September 19th 2010 04:56
winston churchill
Winston Churchill: "Democracy is the best platform for economic development, except for whatever the hell it is they are doing in China at the moment.''

In 1989, America did a huge favour to the Third World by creating, and making available gratis to anyone in need of it, a blueprint for economic progress for underdeveloped nations. They called it the Washington Consensus.

It was in effect a 10-pronged economic plan laid out by by John Williamson, a US economist noted for his opposition to capital liberalisation. The blueprint was what Williamson considered should constitute a standard reform package for crisis-wracked developing countries.

It can be summed up as "stabilise, privatise and liberalise".

And there it was, primed, polished and ready to go just as the emerging super-economies-in-waiting, China, Brazil and India, were moving into a position where they would need it. What good fortune for them!

All of which led to a surprise for the Americans: China, Brazil and India ignored the Washington Consensus and went their own way, developing an economic model tailored to their own situation. In Brazil, their model became known as the Brasilia Consensus. The Chinese called theirs the Beijing Consensus. They copied the style of name, but little else.

So what was wrong with the American version that it should be so snubbed? And have the Brazilians or Chinese re-signposted the rocky path out of poverty and into the promised land of economic strength? Have the Chinese, indeed, finally answered Winston Churchill's famous lament that, "It has been said that democracy is the worst form of government except all the others that have been tried"?

Williamson's Washington Consensus has attracted rather more negative responses than positive. It has been attacked by some heavyweight names, including George Soros and Nobel Economics Laureate Joseph Stiglitz, by a swathe of Latin American politicians, and by pretty much every heterodox economist with a megaphone.

Objective criticism has followed the attempts by many countries which did implement components of the Washington Consensus reform package due to unclear results. One school of thinking claimed that the reforms, which were supposed to help stabilise economies, in fact led to destabilisation.

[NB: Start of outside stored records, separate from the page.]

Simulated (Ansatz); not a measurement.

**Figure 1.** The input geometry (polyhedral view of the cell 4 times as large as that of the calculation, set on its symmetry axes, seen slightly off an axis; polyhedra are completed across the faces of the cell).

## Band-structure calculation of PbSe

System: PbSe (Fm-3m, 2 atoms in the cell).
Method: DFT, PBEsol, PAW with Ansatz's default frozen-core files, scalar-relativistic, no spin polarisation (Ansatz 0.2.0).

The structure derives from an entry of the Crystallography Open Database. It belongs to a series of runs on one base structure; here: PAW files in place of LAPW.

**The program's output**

Things got really ugly when the Washington Consensus was directly blamed for the Argentine economic crisis of 1999–2002, for exacerbating rather than ameliorating Latin America's economic inequalities, and for being part of the evil axis which was socialism and/or anti-globalism. It didn't help when Harvard University's respected Professor of International Political Economy, Dani Rodrik, a scholar not associated with any of the above philosophies, published a paper entitled, "Goodbye Washington Consensus, Hello Washington Confusion".

Perhaps the final word of criticism should go to John Williamson himself, who has summarised the overall results on growth, employment and poverty reduction in many countries as "disappointing, to say the least". He attributed this limited impact to three factors: the Consensus did not emphasise mechanisms for avoiding economic crises; the reforms were incomplete; and the reforms were insufficiently ambitious in terms of improving income distribution.

In his paper, Professor Rodrik drew some fascinating comparisons with other models. Pointing to the processes being seen in India and China, he claims there is a factual paradox in that, while China and India moved to increase economic reliance on free market forces to a limited extent, their general economic policies remained the exact opposite to the Washington Consensus' main recommendations.

Both had high levels of protectionism, no privatisation, extensive industrial policies planning, and lax fiscal and financial policies through the 1990s. Had they been dismal failures they would have presented strong evidence in support of the recommended Washington Consensus policies. However they turned out to be successes.

According to Rodrik: "While the lessons drawn by proponents and skeptics differ, it is fair to say that nobody really believes in the Washington Consensus anymore. The question now is not whether the Washington Consensus is dead or alive, it is what will replace it."

It is a fair bet that, should North Korea or Zimbabwe, for example, acquire a benevolent leader, and should she cast around for guidance in starting the economic recovery process, she will be tempted to look very closely at the Beijing Consensus.

A detailed report on the Beijing Consensus by China watcher and former foreign editor of Time magazine, Joshua Cooper Ramo, suggests the Beijing Consensus is evolving, with "new attitudes to politics, development and the global balance of power".

This is being driven, he says, by a "ruthless willingness to innovate, a strong belief in sovereignty and multilateralism, and a desire to accumulate the tools of 'asymmetric power projection'."

Ramo argues that China offers hope to developing countries after the collapse of the Washington consensus, providing a more equitable paradigm of development that countries from Malaysia to Korea are following. His report, he says, "captures the excitement of a country where change, newness and innovation are rebounding around journal articles, dinner conversations and policy-debates with mantra-like regularity".

They never said nice things like that about the Washington Consensus.